Rethinking the enterprise data archive for big data analytics and regulatory compliance

Table of Contents

  1. Summary
  2. Situational analysis: traditional big data analytics and archiving
  3. Business challenges of analytics big data archiving
  4. Technical challenges of analytics big data archiving
  5. Regulatory compliance and audit challenges
  6. Real-world benefits of big data archiving and analytics
  7. Solution spotlight: real-world benefits of big data analytics and archiving
  8. Future trends in big data analytics and archiving
  9. Conclusion and key takeaways
  10. About Ashar Baig

1. Summary

With enterprise data growing rapidly and with business and regulatory demands requiring continuous data access, organizations must have a well-thought-out approach for keeping years of history online — with the ability to scale easily as they grow. Enterprise data is growing at a rate of 40 percent to 60 percent per year and projected to grow 50-fold — from under one zettabyte in 2010 to 40 zettabytes by 2020. A big data archive and analytics solution must be able to scale with the needs of the organization if it is to archive and analyze large volumes of new and historical data.

In the past, historical data was archived mainly for regulatory compliance purposes. Today businesses often analyze their historical data against current data sets so they can derive a competitive advantage and better understanding of their customers while also generating incremental revenue.

If businesses are to extract value from years of history and corporate memory, they must store data in a fully accessible database or data store with access methods that are standards-based so they don’t need to maintain a different set of skills and tools. For some organizations, combining current and historical data sets is optimal for providing organizational stakeholders with query access to production data warehouses and data archives.

However, data warehousing on tier-1 storage can be a costly proposition for an enterprise, not only because of the cost of storage hardware but also because of the software, i.e., database management systems. Additionally, there are the human costs required to define internal business processes, analytic models, types of analysis, and, of course, costs for integrating multiple source systems.

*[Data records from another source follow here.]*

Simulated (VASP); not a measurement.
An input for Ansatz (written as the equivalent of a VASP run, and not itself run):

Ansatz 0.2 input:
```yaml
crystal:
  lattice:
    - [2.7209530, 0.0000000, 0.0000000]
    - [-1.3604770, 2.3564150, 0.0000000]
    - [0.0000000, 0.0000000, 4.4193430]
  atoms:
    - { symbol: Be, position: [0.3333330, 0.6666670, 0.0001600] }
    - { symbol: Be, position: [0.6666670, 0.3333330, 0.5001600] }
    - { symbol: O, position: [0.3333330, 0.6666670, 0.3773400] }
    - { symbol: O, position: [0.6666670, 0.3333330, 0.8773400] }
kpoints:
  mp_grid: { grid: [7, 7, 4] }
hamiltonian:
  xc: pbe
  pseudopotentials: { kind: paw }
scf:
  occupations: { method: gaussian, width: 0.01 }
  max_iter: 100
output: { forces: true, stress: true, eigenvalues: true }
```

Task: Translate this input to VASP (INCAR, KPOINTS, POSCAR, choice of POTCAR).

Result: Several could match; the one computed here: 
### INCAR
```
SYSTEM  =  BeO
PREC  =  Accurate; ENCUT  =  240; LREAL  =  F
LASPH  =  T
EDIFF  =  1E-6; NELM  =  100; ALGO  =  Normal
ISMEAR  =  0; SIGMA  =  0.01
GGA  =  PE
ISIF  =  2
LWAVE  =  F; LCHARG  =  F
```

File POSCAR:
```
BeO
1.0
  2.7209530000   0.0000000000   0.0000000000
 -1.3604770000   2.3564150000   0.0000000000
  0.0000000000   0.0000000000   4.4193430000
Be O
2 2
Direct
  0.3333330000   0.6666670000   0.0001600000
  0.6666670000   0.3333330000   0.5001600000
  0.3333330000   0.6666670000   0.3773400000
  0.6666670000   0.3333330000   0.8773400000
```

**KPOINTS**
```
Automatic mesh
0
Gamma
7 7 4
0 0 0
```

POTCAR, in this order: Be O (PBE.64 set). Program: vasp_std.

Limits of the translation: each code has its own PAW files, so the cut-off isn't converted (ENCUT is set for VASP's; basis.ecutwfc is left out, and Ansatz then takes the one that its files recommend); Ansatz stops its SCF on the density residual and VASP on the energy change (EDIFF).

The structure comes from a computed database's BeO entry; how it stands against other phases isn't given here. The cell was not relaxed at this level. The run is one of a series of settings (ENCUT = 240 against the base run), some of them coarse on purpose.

The financial scrutiny CIOs exert on organizational IT expenditures magnifies any cost inefficiencies. Today’s flat or decreasing IT budgets point to a more cost-effective data-archive approach that intelligently moves data from expensive tier-1 storage to inexpensive tier-3 or even tier-4 storage. This shift can achieve lower costs and long-term data retention while providing fast and granular access to the data repositories.

Finally, every C-level executive must be mindful of data governance and the security of critical organizational data assets. Big data analytics platforms like Hadoop assume a flat security posture, but a big data archiving and analytics solution must abide by stringent data security and regulatory compliance requirements. Not doing so can result in fines, penalties, and bad PR.

This research report explores today’s big data archive, in which analytical and compliance solutions are implemented by large organizations for the purpose of:

  • Moving large, historical data from tier 1 or tier 2 to cheaper storage for improved efficiency and future scale
  • Making data available, usable, and queryable to organizational stakeholders for easy lookups, analysis, and revenue-generating endeavors
  • Providing robust data security and data retention capabilities that facilitate regulatory compliance and data governance audits.

Note: In this paper, anything more than 100 terabytes (TBs) and growing above 50 percent annually represents big data. An organization that is managing 50 TBs of data in a proprietary enterprise data warehouse (EDW) but has invested up to approximately $100,000 per terabyte to install, build, manage, and maintain it at a cost of approximately $5 million has an expensive environment but doesn’t necessarily have “big data.”